Corbyn has highlighted the staggering wealth of the super rich, with the top 10 percent of people owning 44 percent of the wealth. The giant corporations are getting away with murder, with the likes of Amazon paying only £220m tax on £10.9bn profits last year.
At Labour’s campaign launch meeting, Corbyn attacked the billionaires and promised that a Labour government would go after the wealthy elite who exploit a “rigged system” to amass their fortunes.
This has a big impact. Britain has around 150 billionaires – 0.0002 percent of the population – who flaunt their wealth and ill-gotten gains. Meanwhile, 14 million people live in poverty.
These billionaires have amassed their wealth and power by waging a relentless class war against working people.
We have the example of Jim Ratcliffe, Britain’s third-richest man, who is worth £18bn as head of Ineos – the petrochemicals group that employs 17,000 people. He has slashed the wages of his workforce, cut holidays, and driven down conditions to boost his profits.
Or take Mike Ashley, the owner of the Sports Direct empire, which employs almost 30,000 people. Ashley’s employees are subjected to Victorian conditions in his warehouses, all to boost his obscene wealth.
Even if they didn’t spend a penny of their wages, it would take the average British worker more than 40,000 years to become a billionaire. This period is equivalent to the entire existence of Homo sapiens in Britain.
Boris Johnson has tried to frame this election as “Parliament vs People”. But Labour has correctly responded by posing it as a contest of the “people vs the billionaire elite”.
The spectre of Blairism
A sneering Tony Blair recently lamented the demise of the “middle ground”, arguing for “tactical voting” (i.e. not voting Labour). He shows his true Tory colours when he says “Parliament would be worse without the Conservative independents”.
Blair goes on to say that Labour’s attack on poor old “dodgy landlords”, “billionaires” and a “corrupt system” is “textbook populism”. This snake in the grass then continues, saying that: “It is no more acceptable in the mouth of someone who calls themselves leftwing than in the mouth of Donald Trump’s right.”
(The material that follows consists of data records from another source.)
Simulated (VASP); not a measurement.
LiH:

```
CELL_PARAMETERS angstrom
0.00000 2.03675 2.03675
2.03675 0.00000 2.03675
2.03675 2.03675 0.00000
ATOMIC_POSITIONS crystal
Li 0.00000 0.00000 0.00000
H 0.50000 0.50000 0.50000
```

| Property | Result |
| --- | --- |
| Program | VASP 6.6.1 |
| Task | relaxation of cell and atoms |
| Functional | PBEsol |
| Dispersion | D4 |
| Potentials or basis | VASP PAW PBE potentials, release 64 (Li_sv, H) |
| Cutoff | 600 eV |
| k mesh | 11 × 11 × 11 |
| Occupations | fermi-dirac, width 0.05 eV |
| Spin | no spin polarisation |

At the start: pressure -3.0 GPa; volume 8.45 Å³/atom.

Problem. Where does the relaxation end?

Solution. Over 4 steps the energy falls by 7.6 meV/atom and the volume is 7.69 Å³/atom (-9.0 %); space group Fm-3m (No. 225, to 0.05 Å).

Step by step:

This is rich coming from the mouth of a multi-millionaire, warmonger, and poodle of US imperialism.
It is only with radical policies – aimed against what Blair cynically describes as the “pantomime villains of capitalism” – that Labour can win the election.
Tory campaign stalls
Ironically, this has been made easier by the decision of Nigel Farage and the Brexit Party to fight all the seats in this election. This will take more votes away from the Tories than Labour, handing victory to Labour in many seats. In fact, Labour estimates that it could gain an extra 40 seats as a result. This has provoked panic in the Johnson camp.
With the Brexit Party entering the fray, the road to Number 10 is narrowing by the hour for Boris Johnson. Furthermore, after ten years of Tory austerity, people are very wary of voting Conservative, despite Johnson’s bluff and bluster.
This will certainly cut across Tory hopes of winning Labour seats in the North, Midlands and Wales. No matter how much they promise to increase spending, it all sounds rather hollow after years of Tory cuts.
Tory strategists can see that their tactic of running a “parliament versus people” campaign has already largely flopped. “Getting Brexit done” is also wearing thin as a slogan.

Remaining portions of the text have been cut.